Context-Free Grammars
Regular languages capture a wide range of useful patterns, but they cannot express certain recursive structures. For example, the language {aⁿbⁿ | n ≥ 0} — equal numbers of a's followed by b's — is not regular. Such nested or balanced structures require a more powerful formalism: the context-free grammar (CFG).
A CFG is a 4-tuple G = (V, Σ, R, S) where V is a finite set of variables (non-terminals); Σ is the terminal alphabet (V ∩ Σ = ∅); R is a finite set of production rules of the form A → α where A ∈ V and α ∈ (V ∪ Σ)*; and S ∈ V is the start variable. The language L(G) is the set of all terminal strings derivable from S.

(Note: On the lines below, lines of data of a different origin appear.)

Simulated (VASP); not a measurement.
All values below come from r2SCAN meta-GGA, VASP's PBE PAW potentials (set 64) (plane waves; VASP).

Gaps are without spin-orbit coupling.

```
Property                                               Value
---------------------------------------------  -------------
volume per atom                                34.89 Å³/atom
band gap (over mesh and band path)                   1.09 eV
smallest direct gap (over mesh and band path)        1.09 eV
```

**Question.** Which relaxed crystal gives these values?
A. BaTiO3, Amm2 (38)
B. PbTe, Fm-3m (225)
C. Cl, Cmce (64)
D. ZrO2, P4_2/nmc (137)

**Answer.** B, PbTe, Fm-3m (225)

The term "context-free" means that a production rule A → α can be applied wherever A appears, regardless of the surrounding context. This is what distinguishes CFGs from the more general (and more powerful) context-sensitive grammars.
Derivations and Parse Trees
To generate a string, we begin with the start symbol S and repeatedly replace a variable using one of its production rules. The sequence of replacements is a derivation. A parse tree is a tree that records the structure of the derivation: the root is S, internal nodes are variables, and leaves are terminals.
- Variables: {S} Terminals: {a, b} Start: S
- Rules: S → aSb | ε
- Derivation of "aabb": S ⇒ aSb ⇒ aaSbb ⇒ aabb
- This grammar generates the balanced language {aⁿbⁿ} which no regular expression can describe.
- E → E + T | T
- T → T × F | F
- F → ( E ) | id
- This grammar captures the precedence of × over + and handles parenthesisation, mirroring the grammar of most programming languages.
Image: Source
Pushdown Automata (PDA)
Context-free languages are recognised by pushdown automata — machines like NFAs but augmented with an unbounded stack. The stack allows the machine to remember an unlimited amount of information in a last-in-first-out fashion, making it powerful enough to match nested structures.
A PDA is a 7-tuple M = (Q, Σ, Γ, δ, q₀, Z₀, F) where Q is the set of states; Σ is the input alphabet; Γ is the stack alphabet; δ: Q × (Σ ∪ {ε}) × Γ → 𝒫(Q × Γ*) is the transition function; q₀ is the start state; Z₀ ∈ Γ is the initial stack symbol; and F ⊆ Q is the set of accepting states.
At each step a PDA reads an input symbol (or ε), pops the top stack symbol, moves to a new state, and pushes a string of stack symbols. The stack provides the "memory" needed to track unmatched symbols — for example, pushing an 'A' for each 'a' read, then popping one 'A' for each 'b', ensures equal counts.
Image: Source
The CFG–PDA Equivalence
A language L is context-free if and only if there exists a pushdown automaton that accepts L. Every CFG can be converted to an equivalent PDA, and every PDA can be converted to an equivalent CFG.
The forward direction (CFG → PDA) is constructive: build a single-state PDA that uses its stack to simulate leftmost derivations of the grammar. At each step, if the top of the stack is a variable A, non-deterministically replace it with the right-hand side of some A-production; if the top is a terminal, match it against the next input symbol.
Parsing Context-Free Languages
Parsing is the process of taking a string and determining whether it belongs to a CFL, and if so, recovering the parse tree that exhibits its grammatical structure. Parsing is a core operation in every compiler and interpreter.
CYK Algorithm
The Cocke-Younger-Kasami (CYK) algorithm is a classic dynamic programming parser that works for any CFG in Chomsky Normal Form (CNF), where every rule has the form A → BC or A → a. It fills a triangular table in O(n³) time, where n is the length of the input string.
Top-Down and Bottom-Up Parsing
- Top-down (LL parsers): Start from S and try to derive the input left-to-right. Recursive descent parsers are a practical implementation of this approach.
- Bottom-up (LR parsers): Shift input symbols onto a stack and reduce using grammar rules when a right-hand side is recognised. More powerful than LL and used in most production compilers (yacc, bison).
- Earley's algorithm: A general O(n³) parser that handles all CFGs, including ambiguous ones.
Context-free grammars and pushdown automata sit at a crucial level of the Chomsky hierarchy: they are powerful enough to describe the syntax of programming languages, yet weak enough to allow efficient parsing — a balance that underpins the design of every language compiler in existence.